Layout / body structure
The visual reads from left to right across three ownership stages: the total pool of delisted public companies on the left, ownership status at the time of delisting in the middle, and the later ownership outcome on the right.
What is being compared
It compares where UK public companies delisted since 2016 ended up after going private, broken out by private-equity, corporate, and mixed-ownership paths.
Measurement system
The values are counts of companies as of December 2023, and ribbon width visually represents how many companies flow from one ownership bucket into the next.
Visible structure inside the graphic
A broad left-hand bar for 197 public companies splits into three middle buckets – 127 private equity, 67 corporate, and 3 mixed ownership – and those middle buckets then flow into narrower right-hand outcome labels such as same PE owners, resold to PE, resold to corporate, UK corporate owners, rest-of-world corporate owners, same mixed ownership, public, and out of business.
Main takeaway from the visual
The diagram makes the lock-in effect unmistakable: once these companies go private, almost none return to public ownership, and most of the flow stays inside private-equity or corporate ownership channels instead.

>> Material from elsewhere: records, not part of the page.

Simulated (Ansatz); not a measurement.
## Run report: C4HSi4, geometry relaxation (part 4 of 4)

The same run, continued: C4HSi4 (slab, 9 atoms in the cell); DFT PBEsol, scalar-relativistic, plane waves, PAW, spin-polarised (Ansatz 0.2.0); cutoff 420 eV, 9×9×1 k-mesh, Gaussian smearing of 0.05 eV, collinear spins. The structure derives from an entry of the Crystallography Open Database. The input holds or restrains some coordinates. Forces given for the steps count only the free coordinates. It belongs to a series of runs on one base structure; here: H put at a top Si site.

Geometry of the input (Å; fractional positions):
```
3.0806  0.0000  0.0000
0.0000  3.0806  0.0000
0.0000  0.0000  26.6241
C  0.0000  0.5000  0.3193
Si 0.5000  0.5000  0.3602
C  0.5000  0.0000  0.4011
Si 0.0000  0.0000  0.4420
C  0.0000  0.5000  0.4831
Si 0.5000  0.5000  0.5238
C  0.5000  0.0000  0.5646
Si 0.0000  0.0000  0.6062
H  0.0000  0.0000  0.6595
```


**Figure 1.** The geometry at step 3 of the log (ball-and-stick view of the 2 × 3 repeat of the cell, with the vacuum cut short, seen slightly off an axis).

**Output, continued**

Key standout values or extremes
The single largest outcome is 107 companies remaining with the same PE owners, 35 end with rest-of-world corporate owners, 25 with UK corporate owners, and only 2 companies return to public ownership out of the entire group of 197 delisted companies.
Controls / sequence, when applicable
This is a static chart image with no in-chart controls to operate.
Companion media, when applicable
There is no separate companion audio or video; the chart image is the full visual on this page.